This is an HPC test for gpu and cpu to improve performance
Find a file
2025-02-28 14:41:26 +08:00
matrix multiplication feat: update readme 2025-02-28 14:41:26 +08:00
sort algorithm feat: update readme 2025-02-28 14:41:26 +08:00
README.md feat: update readme 2025-02-28 14:41:26 +08:00

High-Performance Computing Repository

This repository contains implementations of parallel sorting algorithms and matrix multiplication optimizations using various high-performance computing techniques, including CUDA and OpenMP.

Repository Structure

.
├── sort algorithm/                # Sorting algorithm implementations
│   ├── bitonic Sort/              # Bitonic sort implementation
│   │   └── CUDA/                  # CUDA-based bitonic sort
│   ├── quicksort/                 # Quicksort implementations
│   │   └── OpenMP/               # OpenMP-based quicksort
│   ├── dataset/                   # Datasets with different sizes
│   ├── generate_data              # Executable for data generation
│   ├── generate_data.c            # Source for dataset generation
│   └── Makefile                   # Build configuration
│
└── matrix multiplication/         # Matrix multiplication implementations
    ├── CUDA/                      # CUDA-based matrix multiplication
    ├── OpenMP/                    # OpenMP-based matrix multiplication
    ├── dataset/                   # Matrix datasets
    ├── generate_matrix            # Executable for matrix generation
    ├── generate_matrix.c          # Source for matrix generation
    └── makefile                   # Build configuration

Sorting Algorithms

The repository implements two different sorting algorithms optimized for parallel execution:

Bitonic Sort (CUDA)

Bitonic sort is a comparison-based sorting algorithm that is well-suited for parallel implementation. The CUDA implementation uses GPU parallelism to achieve high performance, especially for large datasets.

Key features:

  • GPU-accelerated implementation using CUDA
  • Efficient for large datasets (up to hundreds of millions of elements)
  • In-place sorting to minimize memory overhead
  • Scales well with available GPU resources

Quicksort (OpenMP)

The repository includes a parallel implementation of the classic quicksort algorithm using OpenMP.

Key features:

  • CPU-based parallelism using OpenMP tasks
  • Hybrid approach with sequential sorting for small partitions
  • Configurable threshold (THRESHOLD) to switch between parallel and sequential execution
  • Good performance scaling with multiple CPU cores

Sorting Dataset Generation

The repository includes a data generator (generate_data.c) that creates datasets of various sizes for testing the sorting algorithms. The generated datasets consist of random floating-point numbers.

Features:

  • Supports various dataset sizes (powers of 2)
  • Creates directory structure for organized data management
  • Generates reproducible random data

Available dataset sizes (number of elements):

  • 1024 (1K)
  • 32768 (32K)
  • 1048576 (1M)
  • 16777216 (16M)
  • 67108864 (64M)
  • 134217728 (128M)
  • 268435456 (256M)
  • 402653184 (384M)

Matrix Multiplication

The repository provides optimized implementations of matrix multiplication using parallel computing techniques:

CUDA Matrix Multiplication

The CUDA implementation leverages GPU cores to perform matrix multiplication in parallel.

Key features:

  • 2D thread organization for efficient computation
  • Each thread computes one element of the result matrix
  • Uses 16x16 thread blocks for optimal performance
  • Handles large matrix sizes (tested with 8192x8192)
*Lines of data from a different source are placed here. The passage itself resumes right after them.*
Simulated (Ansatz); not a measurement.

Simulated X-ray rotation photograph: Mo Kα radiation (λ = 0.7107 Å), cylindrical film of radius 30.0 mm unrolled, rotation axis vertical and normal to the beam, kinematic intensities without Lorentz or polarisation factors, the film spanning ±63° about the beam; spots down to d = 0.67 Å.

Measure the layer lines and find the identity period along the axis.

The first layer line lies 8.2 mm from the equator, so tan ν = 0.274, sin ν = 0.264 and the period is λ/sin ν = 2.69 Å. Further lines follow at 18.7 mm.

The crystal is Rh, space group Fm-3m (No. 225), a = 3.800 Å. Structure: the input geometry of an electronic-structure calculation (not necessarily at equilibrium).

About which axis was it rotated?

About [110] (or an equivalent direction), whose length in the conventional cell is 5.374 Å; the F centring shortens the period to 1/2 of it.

OpenMP Matrix Multiplication

The OpenMP implementation uses multiple CPU cores to parallelize the matrix multiplication operation.

Key features:

  • Configurable number of threads (NUM_THREADS)
  • Uses OpenMP directives to parallelize the outermost loop
  • Simple and effective parallelization approach
  • Support for different matrix sizes

Matrix Data Generation

The repository includes a tool (generate_matrix.c) for creating random matrices for testing purposes.

Features:

  • Generates two random matrices (A and B)
  • Supports different matrix sizes (configurable via the N macro)
  • Saves matrices in binary format for efficient loading

Building and Running

Sorting Algorithms

  1. Generate the dataset:

    cd "sort algorithm"
    make generate_data
    ./generate_data [size]
    

    Where [size] is a power of 2 (e.g., 1024, 32768, etc.)

  2. Build and run the CUDA bitonic sort:

    cd "sort algorithm/bitonic Sort/CUDA"
    make
    ./bitonic_sort
    
  3. Build and run the OpenMP quicksort:

    cd "sort algorithm/quicksort/OpenMP"
    make
    ./quicksort
    

Matrix Multiplication

  1. Generate the matrices:

    cd "matrix multiplication"
    make -f makefile
    ./generate_matrix
    
  2. Build and run the CUDA matrix multiplication:

    cd "matrix multiplication/CUDA"
    make -f makefile
    ./matrix_mul
    
  3. Build and run the OpenMP matrix multiplication:

    cd "matrix multiplication/OpenMP"
    make
    ./matrix_mul
    

Performance Considerations

Sorting Performance

  • The CUDA bitonic sort performs best for very large datasets where the GPU parallelism can be fully utilized.
  • The OpenMP quicksort performs well on multi-core CPUs and is more efficient for smaller datasets.
  • The THRESHOLD parameter in the OpenMP quicksort can be tuned based on the hardware to optimize performance.

Matrix Multiplication Performance

  • The CUDA implementation performs best for large matrices where the GPU parallelism can be fully utilized.
  • The OpenMP implementation works well on multi-core CPUs but may not scale as well as the GPU version for very large matrices.
  • The block size in the CUDA implementation (16x16) is chosen for good performance on most GPUs but can be tuned for specific hardware.

Requirements

Hardware

  • For CUDA implementations: NVIDIA GPU with CUDA support
  • For OpenMP implementations: Multi-core CPU

Software

  • CUDA Toolkit (for CUDA implementations)
  • GCC with OpenMP support (for OpenMP implementations)
  • Make

Notes

  • Matrix sizes and array lengths are generally defined as constants in the source files. Modify these constants to experiment with different sizes.
  • Both implementations read input data from files in the dataset directory.
  • The CUDA implementations require a compatible NVIDIA GPU.
  • The OpenMP implementations will work on any multi-core CPU.